During the past weekend’s AIA Home Tours, one of our favorite residences was a rehabilitated Edwardian home on Shotwell Street designed by Jane Martin of Shift Design Studio and architect, David Baker. If you know the Mission District in San Francisco, you know that Shotwell is a vibrant, ‘gritty’, and sometimes harsh street that has seen everything from street gangs to the up and coming ODC Dance Studios recently built next door. This residence takes in all of this ambiance, exhibiting both the evolution of a place and the passion of its inhabitant.
The residence’s modest street façade, which predates the 1906 earthquake, has been largely maintained with a few adaptations. The original storefront now has textured glass vitrines and 15 inch deep sills, providing a secure, yet translucent, street face. Along the same lines, an ‘aluminum extravaganza’ is sliced into the front for a secure, modern entryway. Where there once was an entrance for shop deliveries and before that a path to the stables beyond, now stands a slotted gate of Ipe wood, providing a balance of security and transparency at street level.
It is apparent that these designer occupants think a lot about transportation, resources, and socially responsible design. So it’s no surprise that the home of SF Bike Coalition enthusiasts would contain an impressive collection of bicycles, many of which are hoisted overhead. In fact, the home contains an aggregate of several collections – an assortment of dolls (including one of the Czech folkloric Hestermen); heirloom modern furniture (made by Knoll, Robsjohn-Gibbings, Saarinen, and the Eames); and a couple of cats named Charco and Koko. One could even argue that the house collects water and solar power.
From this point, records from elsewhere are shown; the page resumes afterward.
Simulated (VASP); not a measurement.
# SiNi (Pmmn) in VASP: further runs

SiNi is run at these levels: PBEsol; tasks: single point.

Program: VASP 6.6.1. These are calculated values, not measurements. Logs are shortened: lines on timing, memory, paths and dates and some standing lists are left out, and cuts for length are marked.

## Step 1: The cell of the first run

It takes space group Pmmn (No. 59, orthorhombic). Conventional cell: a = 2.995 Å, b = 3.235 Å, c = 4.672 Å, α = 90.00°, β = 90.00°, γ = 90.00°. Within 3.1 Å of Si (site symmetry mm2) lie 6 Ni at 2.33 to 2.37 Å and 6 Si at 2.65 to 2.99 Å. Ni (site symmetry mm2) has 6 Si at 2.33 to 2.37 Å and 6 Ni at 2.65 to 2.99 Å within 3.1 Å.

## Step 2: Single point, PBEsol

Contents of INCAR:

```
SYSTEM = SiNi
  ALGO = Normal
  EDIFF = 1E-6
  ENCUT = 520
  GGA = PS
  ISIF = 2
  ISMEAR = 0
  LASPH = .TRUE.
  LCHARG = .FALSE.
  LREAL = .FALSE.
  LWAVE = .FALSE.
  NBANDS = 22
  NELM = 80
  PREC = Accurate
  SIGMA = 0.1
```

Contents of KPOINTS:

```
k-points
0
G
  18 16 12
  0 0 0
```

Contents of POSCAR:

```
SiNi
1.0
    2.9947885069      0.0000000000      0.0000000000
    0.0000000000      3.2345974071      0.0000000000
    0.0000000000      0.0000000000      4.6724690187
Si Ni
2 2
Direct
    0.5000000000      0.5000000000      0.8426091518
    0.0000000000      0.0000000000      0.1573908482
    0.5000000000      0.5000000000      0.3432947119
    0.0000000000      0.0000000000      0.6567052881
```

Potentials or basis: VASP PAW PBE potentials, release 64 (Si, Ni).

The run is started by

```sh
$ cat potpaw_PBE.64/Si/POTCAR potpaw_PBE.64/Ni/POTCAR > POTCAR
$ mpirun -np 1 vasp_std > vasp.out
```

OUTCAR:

Shotwell street is located at the base of several of San Francisco’s glorious hills. This, in effect, puts the area in the City’s ‘trench drain’ for runoff from adjacent higher-level properties, as experienced in the historic 2004 flash floods. Martin and Baker’s response was to disconnect the home from the City sewage system, which is clearly overloaded, and design a bioswale rear courtyard of varying textures and aggregate rock. Water is thus collected from the roof and directed to bamboo and horsetail side planters along the rear court.
A 2 kW photovoltaic array provides 60-70% of the home’s power, and an Australian thermosiphon passive loop system heats a 120gal tank of water on the roof to approximately 180 degrees before directing it inward for domestic hot water use.
Many of the home’s other green features are embedded in its structure, and reflect the designer’s inherent way of doing things. The walls contain recycled blue jean insulation and a 2” concrete topping slab floor offers radiant heat from below and cushy rugs on top. The absence of door knobs throughout the home is as much a nod to universal accessibility as it is to stark minimalism, and a woodshop takes the place of the aforementioned horse stables as a further testament to ‘locally made’, ‘hand crafted’ artistry.
Indeed, this is the delightful home of an artist and an excellent example of whimsical, eclectic San Francisco architecture. More details on Jane Martin and David Baker’s live/work space be found in Dwell Magazine’s June 2008 issue.